I’ve only had the pleasure of visiting Vietnam once so far, and I am the only tourist I know whose #1 priority on my next trip there is to visit Điện Biên Phủ. I am young enough to have only learned about Điện Biên Phủ through the Billy Joel song “We didn’t start the fire”, and North American enough that my school teachers focused far more on the 1960-1975 era in Vietnam than anything before or after. Of course, I also consider the French to be among the least impressive imperial stories in Asia, and have my share of reverence and admiration for the most unexpected of underdogs that overthrew them and preserved much of the charm that attracts visitors to them at least as well, if not far better than, its neighbors north of the border.

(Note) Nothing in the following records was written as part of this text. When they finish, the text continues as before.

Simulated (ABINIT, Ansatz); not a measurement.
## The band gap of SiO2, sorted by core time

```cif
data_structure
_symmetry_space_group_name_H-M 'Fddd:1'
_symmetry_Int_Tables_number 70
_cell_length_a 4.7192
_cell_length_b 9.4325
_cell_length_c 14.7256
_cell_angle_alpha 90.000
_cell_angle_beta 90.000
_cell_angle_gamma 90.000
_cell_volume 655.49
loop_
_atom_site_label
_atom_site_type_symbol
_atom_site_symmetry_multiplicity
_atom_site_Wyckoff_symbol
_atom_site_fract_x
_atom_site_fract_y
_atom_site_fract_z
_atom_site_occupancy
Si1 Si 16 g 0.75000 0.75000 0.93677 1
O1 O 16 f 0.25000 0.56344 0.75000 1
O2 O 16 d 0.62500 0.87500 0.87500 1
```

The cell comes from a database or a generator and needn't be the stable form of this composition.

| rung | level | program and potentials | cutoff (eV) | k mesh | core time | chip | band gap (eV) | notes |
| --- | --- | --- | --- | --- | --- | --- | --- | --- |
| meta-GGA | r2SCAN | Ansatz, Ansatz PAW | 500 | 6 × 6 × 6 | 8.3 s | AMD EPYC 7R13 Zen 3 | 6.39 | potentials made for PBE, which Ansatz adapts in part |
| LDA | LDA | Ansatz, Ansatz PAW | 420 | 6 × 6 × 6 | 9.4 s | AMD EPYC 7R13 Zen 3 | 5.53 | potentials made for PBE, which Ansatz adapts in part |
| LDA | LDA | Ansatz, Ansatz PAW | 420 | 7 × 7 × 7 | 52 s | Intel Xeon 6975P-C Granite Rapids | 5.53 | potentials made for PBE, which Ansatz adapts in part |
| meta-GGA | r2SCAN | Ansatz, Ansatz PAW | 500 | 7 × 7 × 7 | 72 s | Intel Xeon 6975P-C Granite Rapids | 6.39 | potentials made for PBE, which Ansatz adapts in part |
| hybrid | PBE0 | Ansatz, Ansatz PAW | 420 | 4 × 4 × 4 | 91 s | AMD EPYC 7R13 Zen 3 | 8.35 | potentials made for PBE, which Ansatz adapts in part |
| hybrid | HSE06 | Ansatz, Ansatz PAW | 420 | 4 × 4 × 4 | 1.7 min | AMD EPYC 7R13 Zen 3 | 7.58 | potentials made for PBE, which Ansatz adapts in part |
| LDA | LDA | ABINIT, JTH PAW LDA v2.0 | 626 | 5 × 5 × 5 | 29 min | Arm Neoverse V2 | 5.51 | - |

For years I have been reading stories about “Uncle” Hồ Chí Minh and general Võ Nguyên Giáp, and long wondered if it was a typo that Võ, born in 1911, still seemed to be alive and well according to so many sources. Of the “top four corpses” a 2nd world tourist might see lying in state, Hồ Chí Minh’s is the 2nd oldest (d. 1969) after Lenin’s (d. 1924), and noticeably older than Mao’s (d. 1976) and Kim Il Sung’s (d. 1994). One of the longest lived originals of the Soviet revolution was Vyacheslav Molotov, who died in 1986 at the age of 96. Normal variances from Vietnam’s average life expectancy (which was probably lower than even Russia’s in 1911) still make it quite surprising that such a figure would have lived to the enviable age of 102.
A visitor to Vietnam in the past few years might feel the era of Ho and Vo had already passed a long time ago, and that even as an officially “Socialist Republic”, Vietnam like its larger neighbor to the north has been embracing more foreign investment, international trade, share listings, and other outright forms of capitalism. Over half of Vietnam’s population is under the age of 30, and not only do many not remember Dien Bien Phu, or the Fall of Saigon, many probably have little memory of the Soviet Union, the cold war, and what the whole fuss about not being capitalist was all about.
There seems to be a lot of mourning of Vo’s passing in some papers in Latin America, especially those sympathetic to Cuba and Venezuela.
RIP General Vo, as much as he may have been the fighting enemy of the west and of the capitalist 1st world, at least before 1975, there is no denying the world has lost a figure that at the very least is worth studying and admiring for his determination and victories against some of the biggest and most powerful forces of the 20th century.